Musing on the relationship between Ikebana and Cardigan Knitwear.

Musing on the relationship between Ikebana and Cardigan Knitwear.

There is a principle in Ikebana called ma. It does not translate easily, though negative space comes close. It describes the interval: the pause between one stem and the next, the air held within an arrangement that gives the whole thing meaning. Remove the flowers, and ma disappears. But without ma, there are only flowers.

I have thought about this often while working. In knitting, as in Ikebana, the structure is rarely what you first see. You see the yarn, the colour, the surface. What you do not immediately see is the decision behind every element: what was placed, and what was withheld.

Ikebana is practised across several schools. Sofu Teshigahara, who founded the Sogetsu school in 1927, argued that it was not a decorative art but a creative one. That the materials need not be flowers at all. That the work was the relationship between the shin, the soe, and the hikae: heaven, earth, and human, arranged in tension with one another.

A cardigan has its own three-part logic. The body, the sleeve, the fit. Each must hold its relationship to the others. Adjust one and the rest shift. There is no neutral decision in either practice.

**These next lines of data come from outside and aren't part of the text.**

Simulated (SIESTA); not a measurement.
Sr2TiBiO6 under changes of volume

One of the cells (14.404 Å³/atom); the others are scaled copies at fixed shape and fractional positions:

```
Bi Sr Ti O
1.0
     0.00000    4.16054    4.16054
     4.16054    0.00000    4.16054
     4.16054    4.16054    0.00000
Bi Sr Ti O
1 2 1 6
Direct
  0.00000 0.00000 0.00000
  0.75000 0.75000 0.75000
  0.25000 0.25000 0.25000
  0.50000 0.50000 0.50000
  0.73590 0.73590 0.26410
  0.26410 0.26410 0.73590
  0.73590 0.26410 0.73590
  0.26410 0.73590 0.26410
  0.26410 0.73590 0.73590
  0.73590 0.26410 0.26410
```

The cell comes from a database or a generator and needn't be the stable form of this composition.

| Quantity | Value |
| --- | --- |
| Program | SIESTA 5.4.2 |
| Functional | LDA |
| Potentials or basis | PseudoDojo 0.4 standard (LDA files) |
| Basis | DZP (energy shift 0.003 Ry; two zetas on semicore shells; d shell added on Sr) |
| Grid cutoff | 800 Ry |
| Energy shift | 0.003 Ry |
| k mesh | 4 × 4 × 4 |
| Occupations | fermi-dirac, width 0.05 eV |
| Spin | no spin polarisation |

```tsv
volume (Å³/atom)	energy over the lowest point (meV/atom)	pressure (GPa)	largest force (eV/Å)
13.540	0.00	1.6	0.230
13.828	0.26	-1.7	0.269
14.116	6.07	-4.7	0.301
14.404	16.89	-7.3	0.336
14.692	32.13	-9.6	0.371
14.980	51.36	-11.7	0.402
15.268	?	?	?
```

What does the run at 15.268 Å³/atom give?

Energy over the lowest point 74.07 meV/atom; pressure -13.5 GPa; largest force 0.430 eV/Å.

What draws me to the parallel is not the aesthetics but the discipline beneath them. Both demand that you know when to stop. Both are rendered less by addition. Both carry the mark of the person who made them, in ways that cannot be replicated by instruction alone.

Ma as a knitwear philosophy. I am not sure I could have articulated it before I found the word for it, it seems highly appropriate more than ever.